Whaea Karen is an extremely passionate kaiako who comes with a wealth of knowledge and experience, and brings massive value to our Kirikahurangi ruma at The Boulevard.

Here she shares some reassuring information and tips on managing your child’s room transition period.

Whaea Karen is our Kaimahi (room leader) in the Kirikahurangi ruma at The Boulevard, and our pēpi and kaiako absolutely adore her!

Room Transitions

It can be quite daunting when the time comes for your child to transition into a new room. You generally are happy and comfortable where your child is and you know the Kaiako and ruma well.

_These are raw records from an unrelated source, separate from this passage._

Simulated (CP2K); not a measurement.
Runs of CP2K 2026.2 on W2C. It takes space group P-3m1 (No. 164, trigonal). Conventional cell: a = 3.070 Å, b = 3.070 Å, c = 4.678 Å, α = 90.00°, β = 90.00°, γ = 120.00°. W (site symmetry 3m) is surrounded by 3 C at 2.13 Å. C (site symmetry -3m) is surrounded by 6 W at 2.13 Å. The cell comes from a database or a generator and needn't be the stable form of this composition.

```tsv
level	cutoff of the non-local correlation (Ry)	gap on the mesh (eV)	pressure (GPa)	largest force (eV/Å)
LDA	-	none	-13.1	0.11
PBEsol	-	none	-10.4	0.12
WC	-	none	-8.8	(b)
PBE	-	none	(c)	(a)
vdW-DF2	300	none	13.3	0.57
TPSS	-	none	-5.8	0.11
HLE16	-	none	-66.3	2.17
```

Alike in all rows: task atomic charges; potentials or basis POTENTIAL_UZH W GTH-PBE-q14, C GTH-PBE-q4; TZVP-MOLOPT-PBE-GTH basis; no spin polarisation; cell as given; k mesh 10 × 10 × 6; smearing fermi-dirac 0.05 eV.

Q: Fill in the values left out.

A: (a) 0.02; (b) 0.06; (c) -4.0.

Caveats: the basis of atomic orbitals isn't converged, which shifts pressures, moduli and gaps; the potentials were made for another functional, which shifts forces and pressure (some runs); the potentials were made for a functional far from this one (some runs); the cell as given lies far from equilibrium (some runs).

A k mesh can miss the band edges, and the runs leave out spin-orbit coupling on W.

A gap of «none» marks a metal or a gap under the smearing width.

Transitioning into the next room should be a smooth and easy process and in most cases is – but we always need to be flexible and be able to adapt for each individual child and their needs and requirements.

The term ‘transition’ can be described as a ‘Movement passage’, and your child will experience several transition periods throughout their childhood.

So How Does it Work?

In the Kiri room at The Boulevard when the child is approaching 2 years of age we will set dates leading up to their birthday to begin the transition process. The Kaimahi’s (Head teachers of both rooms) will get together to agree on dates, set up who the whānau support teacher will be, and discuss the child and their individual needs/requirements/routines. A letter is then provided to whānau which states the dates of transition visits and what these visits entail.

The whānau support teacher will introduce the parents to the new teachers in the Wai room. The Wai room provides the parents with an introduction letter to Wai room which gives whānau an idea of how the room runs and a daily routine.

We allow 3 weeks for the transition period but will always be flexible if this is not enough time. We aim to make the transition from Kiri to Wai as smooth as possible for you and your child. Your child’s current teacher and new teacher will support the pathway through by joining your child as often as possible in both rooms. This will help your child to develop a sense of belonging in the new environment and give you both confidence with the new routines and teaching team. We work at the child’s pace and if thy show us they are not yet ready for the transition – we will work with you on this.

Top Tips for Parents to Support in their Child’s Room Transition.

Thank you to Whaea Letty and Whaea Aroha from Future Focus The Bach, who contributed to these tips with some things they have noticed to be helpful with The Bach pēpi.

Talking: Talk with your child at home about the transition. Try not to project any hesitations you have about transitioning rooms on your child. If you’re excited and curious about it, it’s likely they will be too which can help ease their nerves.

Drop offs: When dropping off or picking up your child walk by the room and show them where their new room will be. Understand that the transition process may go smoothly but also may not – your child may be upset at drop off times. To help with this, drop off’s should involve a familiar routine such as “I will read you one book and give you a hug, but then it’s time for me to leave”. Lingering around may increase your child’s anxiety.

Communication: Communicate with your child’s new teachers. Let them know about any changes at home or new milstones reached as this can help with planning for your child. And most importantly, be honest with your child’s teachers. If you don’t feel that your child is coping with the change, let them know and they can offer you tips or find another way to make the transition smoother, we are here to help!

Chat with Fellow Parents: Talk to other parents who have recently had a child move from one room to another. They may be able to offer some consolation and share some advice from their own experiences.


Your child’s needs will always come first at Future Focus and our main priority is the growth and development of your child. We nurture, teach, and guide your child to developing all of the skills that will allow for them to succeed in life, and we will support them every step of the way so they will be happy and flourish in our care.